Removal from office:

The President shall be removed from office on impeachment and conviction for treason, bribery, or any other criminal act committed while in office.

There you have it; the whole enchilada. The Office of the President of the United States is governed by a Constitution as summarized above. At first glance it seems these requirements are inadequate. However, a careful reading reveals this is not the case.

The President, as our Chief Executive, is bound by oath to support the Constitution including the catch all provision which stipulates that he will not assume or wield any power not provided to his office. Therefore, our President is nothing more than a facilitator or an administrator with limited and narrowly defined responsibilities. Furthermore, being tasked with ensuring that our laws are faithfully executed, he is also our highest law enforcement official and has a sacred duty to ensure that all government officials, him included, obey the law. No citizen is above the law, and this is especially true for government officials and our President.

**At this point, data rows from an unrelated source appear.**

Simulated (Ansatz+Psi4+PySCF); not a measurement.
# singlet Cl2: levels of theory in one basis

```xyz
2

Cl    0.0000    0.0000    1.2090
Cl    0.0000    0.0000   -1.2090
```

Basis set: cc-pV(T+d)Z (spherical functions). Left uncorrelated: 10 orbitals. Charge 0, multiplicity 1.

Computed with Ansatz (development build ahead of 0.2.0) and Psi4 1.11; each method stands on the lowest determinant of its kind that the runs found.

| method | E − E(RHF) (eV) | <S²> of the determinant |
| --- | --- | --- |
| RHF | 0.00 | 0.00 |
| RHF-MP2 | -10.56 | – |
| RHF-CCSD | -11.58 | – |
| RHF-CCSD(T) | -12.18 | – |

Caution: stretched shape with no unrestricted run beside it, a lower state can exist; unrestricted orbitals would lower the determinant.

Understanding the foregoing, when should a President be impeached and removed from office. The answer to this question is simple. Like any other person, he should be fired for failing to properly fulfill his duties and responsibilities. Being an elected official and our Chief Executive confers no special privileges upon our President as far as tenure in office is concerned. However, firing a sitting President is no simple matter. Individuals, work for one boss who is judge, jury, and executioner when it comes to being fired. In contrast, the office of the President of the United States is a separate branch of our government. Furthermore, as Chief Executive, our President has no supervisor. For these reasons, our Constitution provides a procedure and the criteria which must be met in order to fire the President.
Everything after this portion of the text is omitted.